Thus, when faced with the generic assertion that discovery requests are overly broad and unduly burdensome, the Court of Chancery has refused to allow such objections to stand unless the objecting party explains how the request caused undue burden.  Lake Tr. at 20–21, 30; Glidepath Tr. at 20–21.  The Court similarly has opined that where a party seeks to avoid discovery as irrelevant, that party must explain why it thinks that the information sought is not relevant.  Lake Tr. at 30; Glidepath Tr. at 20–21; see also Prod. Res. Grp., L.L.C. v. NCT Grp., Inc., 863 A.2d 772, 802–03 (Del. Ch. 2004) (then-Vice Chancellor Leo E. Strine, Jr. found that it was “unjustified” and “foolishly inconsistent” with the issue of the case for the objecting party to refuse to produce certain documents or answer certain interrogatories based on generic objections concerning the relevance or inadmissibility of the evidence).  The Court of Chancery also has determined that a party cannot refuse to produce documents simply because those materials are either thought already to be in possession of the requesting party or equally accessible to the requesting party.  Lake Tr. at 29–30; Glidepath Tr. at 21.  There, Vice Chancellor Laster reasoned that “unless [a party] is psychic, he doesn’t know what is in the possession of the other side” or whether the requesting party still has the documents they seek.  Lake Tr. at 21.

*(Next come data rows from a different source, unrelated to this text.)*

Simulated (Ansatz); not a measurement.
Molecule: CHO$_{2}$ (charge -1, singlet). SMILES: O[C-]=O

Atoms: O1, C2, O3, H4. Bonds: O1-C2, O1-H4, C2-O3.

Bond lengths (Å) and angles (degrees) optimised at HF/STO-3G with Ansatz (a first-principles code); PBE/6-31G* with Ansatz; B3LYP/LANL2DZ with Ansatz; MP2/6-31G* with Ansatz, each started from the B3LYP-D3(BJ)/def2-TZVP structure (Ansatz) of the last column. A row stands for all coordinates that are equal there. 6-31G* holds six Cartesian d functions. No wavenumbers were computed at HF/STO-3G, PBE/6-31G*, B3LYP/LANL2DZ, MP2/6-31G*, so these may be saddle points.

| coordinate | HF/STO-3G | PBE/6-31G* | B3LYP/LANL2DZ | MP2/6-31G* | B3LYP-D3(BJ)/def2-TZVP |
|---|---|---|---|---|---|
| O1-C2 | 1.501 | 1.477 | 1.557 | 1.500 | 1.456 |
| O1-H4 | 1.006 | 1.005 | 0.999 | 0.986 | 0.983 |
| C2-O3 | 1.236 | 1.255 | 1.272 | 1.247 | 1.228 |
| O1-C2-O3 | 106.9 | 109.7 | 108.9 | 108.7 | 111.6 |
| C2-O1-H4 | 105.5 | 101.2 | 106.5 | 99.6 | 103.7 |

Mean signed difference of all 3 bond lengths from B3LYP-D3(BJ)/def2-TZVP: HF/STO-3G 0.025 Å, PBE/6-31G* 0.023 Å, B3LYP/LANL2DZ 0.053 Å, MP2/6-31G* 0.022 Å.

Due to recent amendments to the Federal Rules of Civil Procedure, Vice Chancellor Laster’s sensible approach to boilerplate objections appears to be gaining popularity with federal judges.  That sea change was spurred by the addition of language to Rule 34(b)(2)(B), which requires an objecting party to “either state that inspection and related activities will be permitted as requested or state with specificity the grounds for objecting to the request, including the reasons.”  In light of that amendment, Magistrate Judge Andrew J. Peck, in Fischer v. Forrest, Case No. 1:2014 cv 01304 (S.D.N.Y. Feb. 28, 2017), issued the “wake-up call” to practitioners that federal courts would no longer accept boilerplate objections.  Accordingly, Judge Peck admonished the objecting party in the Fischer case for refusing to produce responsive documents, without explaining the basis for its position that the underlying requests were overly broad and unduly burdensome.  Judge Peck further warned that without a clear indication of whether and why responsive material is being withheld, future objecting parties will be found to have waived their respective objections.

Similarly, in Liguria Foods, Inc. v. Griffith Laboratories, Inc., Case No. C14-3041 (N.D. Iowa Mar. 13, 2017), the parties barely avoided sanctions after District Court Judge Mark W. Bennett concluded that they had abusively utilized boilerplate objections in order to obstruct each other’s ability to conduct discovery.  Judge Bennett, however, as part of his 45-page decision, issued a “Supplemental Trial Management Order,” in which he warned that strict reliance on boilerplate objections would result in substantial sanctions.  Id. at p. 42.  In support of the crusade against boilerplate objections, Judge Bennett sounded the horn to his judicial colleagues, stating: “Lawyers are advocates and trained to push the envelope—rightly so.  Judges need to push back, get our judicial heads out of the sand, stop turning a blind eye to the ‘boilerplate’ discovery culture and do our part to solve this cultural discovery ‘boilerplate’ plague.”  Id. at p. 41.

The good news for Delaware lawyers whose practice takes them before federal judges is that the Court of Chancery has long prepared us to avoid the shortsighted trap of rote, boilerplate objections.